I didn't realize how comfortable I was with my tight knit drama group and established relationships until I started branching out. I brought my stuffed animals and sweaters and love of theatre to Denison. However, despite my initial romanticization of spending every free moment in the theatre and late night walks up the hill from rehearsal, I opted out of the first show for fear of overcommitting myself like I did in high school. Without a cast or a character to immerse myself in, and without my familiar teachers, friends, and environment, I felt like I was dangling in the tree. Unlike the main trunk, the roots growing from the branches aren't neat and orderly, like Maiel's tree. They're like mine––tangled and desperate to cling to something familiar. (I think this is why my first friend was someone who carried a briefcase––he reminded me of my friend Alex.)
What I sometimes forgot was that this new limb was part of an already built foundation. It's the line I drew between "pre-Denison Megan" and "Denison Megan" that left me feeling so disconnected. It felt like I was starting my life over. When I finally realized that this new limb was attached to my main trunk, and would ultimately strengthen my total foundation, I was able to relish in the uncertainty of the ungrounded roots. I can objectively say now that not diving into theatre was the best decision I could've made for myself this semester. If I had gotten right in with a cast, I likely would've followed one group of people, and lost out on the opportunity to let my roots explore new territory. It's through dangling that I found myself in the Communications department so often, and engaging in interfaith dialogue at the house for spiritual and religious life. I'm clarifying what it is I love about English and Theatre––how they help people communicate. Most importantly, recognizing that my "two selves" don't need to be as separate as I thought opened up the possibility of a multi-dimensional self––a Megan Lovely larger than the theatre-enthusiastic, academic-driven, and self-controlled individual, including parts I don't like.

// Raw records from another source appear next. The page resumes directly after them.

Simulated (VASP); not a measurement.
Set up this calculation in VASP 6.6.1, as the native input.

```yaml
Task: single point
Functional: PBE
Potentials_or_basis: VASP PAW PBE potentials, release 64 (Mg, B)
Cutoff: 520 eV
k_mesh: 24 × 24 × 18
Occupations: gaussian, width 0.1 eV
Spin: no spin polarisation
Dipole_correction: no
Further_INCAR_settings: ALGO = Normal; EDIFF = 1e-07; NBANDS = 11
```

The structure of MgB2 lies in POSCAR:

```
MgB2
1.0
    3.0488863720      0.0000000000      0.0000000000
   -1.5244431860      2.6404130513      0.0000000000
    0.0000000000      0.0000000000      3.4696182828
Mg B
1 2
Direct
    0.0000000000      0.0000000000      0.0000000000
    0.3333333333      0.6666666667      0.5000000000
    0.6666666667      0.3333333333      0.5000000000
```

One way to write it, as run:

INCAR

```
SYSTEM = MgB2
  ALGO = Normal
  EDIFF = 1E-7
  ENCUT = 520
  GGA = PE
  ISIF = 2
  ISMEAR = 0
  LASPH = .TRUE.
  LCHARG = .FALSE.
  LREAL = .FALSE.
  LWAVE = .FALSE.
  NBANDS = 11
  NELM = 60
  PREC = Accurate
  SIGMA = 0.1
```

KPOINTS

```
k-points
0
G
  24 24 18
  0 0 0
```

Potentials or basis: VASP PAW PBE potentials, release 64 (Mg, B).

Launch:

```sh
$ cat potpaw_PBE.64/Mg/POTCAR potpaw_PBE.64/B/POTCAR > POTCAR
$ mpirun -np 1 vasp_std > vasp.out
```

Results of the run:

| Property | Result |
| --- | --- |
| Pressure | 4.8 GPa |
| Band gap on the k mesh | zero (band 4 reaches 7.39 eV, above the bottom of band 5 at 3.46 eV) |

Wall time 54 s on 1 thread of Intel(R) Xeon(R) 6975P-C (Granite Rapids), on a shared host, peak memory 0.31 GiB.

As I realized sitting in that tree at Walden Pond eight months ago, going out on a limb is liberating. What's most significant about the Banyan Tree is that it's the trunks that grow from these limbs that strengthen the core foundation of the tree, and allow it to spread. Before going to college, I was in the habit of saying, "I can't make a decision." The growth I experienced during my first semester at Denison–a school I chose–assures me that I can make decisions. It's affirmative of the power of not just choosing, but embracing uncertainty. These last four months have given me the confidence and strength to keep going out on a limb, and spreading out to unexplored soil.